Monday, Jun. 05, 1944

Still Stooging

Younger naval airmen rejoiced tepidly last week when they heard that Vice Admiral John Sidney McCain had been relieved of his job as the Navy's No. 1 Airman: deputy chief of naval operations for air.

They had nothing personal against weathered, likable Admiral McCain. But he was a Johnny-come-lately in aviation who did not learn to fly until he was 52.

To naval air zealots' way of thinking, the only choice for the Navy's top air job is a top-flight airman. Anything else is just "stooging," which is flyers' slang for pooping around. That was the reason joy was only tepid. The man picked to fill McCain's shoes was another naval officer belatedly made into an airman: genial, 60-year-old Vice Admiral Aubrey Wray Fitch.

The Good Side. On Jake Fitch's credit side, naval aviators found this to say: although he was 46 when he went to Pensacola and won his wings, he caught on fast, for an aviation ancient. Since then barrel-chested, rough-&-ready Jake Fitch has served only in aviation jobs: he commanded the seaplane tenders Wright, Langley, served in the carrier Saratoga; commanded the carrier Lexington, and was aboard her as a Rear Admiral when she was torpedoed in the Coral Sea.

Later, as commander of Aircraft, South Pacific Fleet, he bossed the Army, Navy, Marine and New Zealand flyers who turned back the Jap air fleets in the Solomons.

The Uneasy Side. But the off-record remarks were more hopeful than assured. They remembered that Jake Fitch was still commanding minelayers and destroyers when early birdmen like Jack Towers (now deputy commander in the Pacific under Admiral Chester Nimitz) and Marc Mitscher (the Navy's No. 1 carrier task-force commander in the Pacific) were briskly testing the wings of the weapon destined to revolutionize naval warfare.

Without maligning Jake Fitch, they were certain that his appointment indicated that the Navy was still sticking to sacred seniority. It looked as if the generally younger admirals who had been airmen from the start would have to wait their turns--at least so long as the battleship admirals hold the reins.

Said one airman, thoroughly mindful of the Navy's crack job in the Pacific: "It is still a fact that they have never quite forgiven the Wright brothers for inventing the airplane."
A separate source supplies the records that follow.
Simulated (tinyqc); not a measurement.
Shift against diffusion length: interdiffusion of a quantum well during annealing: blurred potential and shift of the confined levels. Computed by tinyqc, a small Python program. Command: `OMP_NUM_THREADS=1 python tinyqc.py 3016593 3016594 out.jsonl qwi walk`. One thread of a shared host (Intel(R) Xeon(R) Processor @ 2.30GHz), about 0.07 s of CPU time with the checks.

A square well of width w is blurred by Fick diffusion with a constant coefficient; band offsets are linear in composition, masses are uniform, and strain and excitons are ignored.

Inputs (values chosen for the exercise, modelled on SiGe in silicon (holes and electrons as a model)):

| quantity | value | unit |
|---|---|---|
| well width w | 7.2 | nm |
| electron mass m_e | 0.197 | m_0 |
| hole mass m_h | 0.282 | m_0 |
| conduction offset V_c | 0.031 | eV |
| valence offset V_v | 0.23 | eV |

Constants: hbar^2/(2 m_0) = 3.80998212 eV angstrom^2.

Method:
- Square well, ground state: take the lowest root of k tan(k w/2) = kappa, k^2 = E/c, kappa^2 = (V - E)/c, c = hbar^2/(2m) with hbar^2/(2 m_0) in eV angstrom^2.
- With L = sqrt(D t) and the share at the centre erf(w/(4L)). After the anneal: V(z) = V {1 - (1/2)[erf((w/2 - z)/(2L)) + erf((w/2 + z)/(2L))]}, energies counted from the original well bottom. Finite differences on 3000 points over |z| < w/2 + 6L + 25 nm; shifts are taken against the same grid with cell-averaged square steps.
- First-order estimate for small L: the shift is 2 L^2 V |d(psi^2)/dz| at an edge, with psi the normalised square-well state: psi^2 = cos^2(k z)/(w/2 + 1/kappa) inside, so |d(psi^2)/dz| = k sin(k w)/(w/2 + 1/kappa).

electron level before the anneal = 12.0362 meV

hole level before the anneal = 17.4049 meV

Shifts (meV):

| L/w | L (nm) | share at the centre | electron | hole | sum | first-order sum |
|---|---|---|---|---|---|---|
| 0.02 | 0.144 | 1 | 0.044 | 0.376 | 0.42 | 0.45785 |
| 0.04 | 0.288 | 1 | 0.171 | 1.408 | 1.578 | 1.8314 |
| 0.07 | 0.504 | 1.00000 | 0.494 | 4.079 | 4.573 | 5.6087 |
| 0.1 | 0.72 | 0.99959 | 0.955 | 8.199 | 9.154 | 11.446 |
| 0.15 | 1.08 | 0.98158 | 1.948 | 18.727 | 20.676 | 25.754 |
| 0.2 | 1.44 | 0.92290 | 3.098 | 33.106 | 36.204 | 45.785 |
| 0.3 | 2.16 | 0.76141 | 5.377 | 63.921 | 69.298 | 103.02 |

This week naval airmen heard a rumor about Marc Mitscher that had them quietly simmering. Wizened, solemn little Admiral Mitscher, who has been a naval airman since 1916, who commanded the carrier Hornet, "Shangrila" of the Tokyo raid, who commanded the carrier task forces which spectacularly raided Truk, Guam, Palau, is due--said the rumor--to be yanked out of the Pacific.

A new kind of chairwarming job-said rumor--is being prepared for him.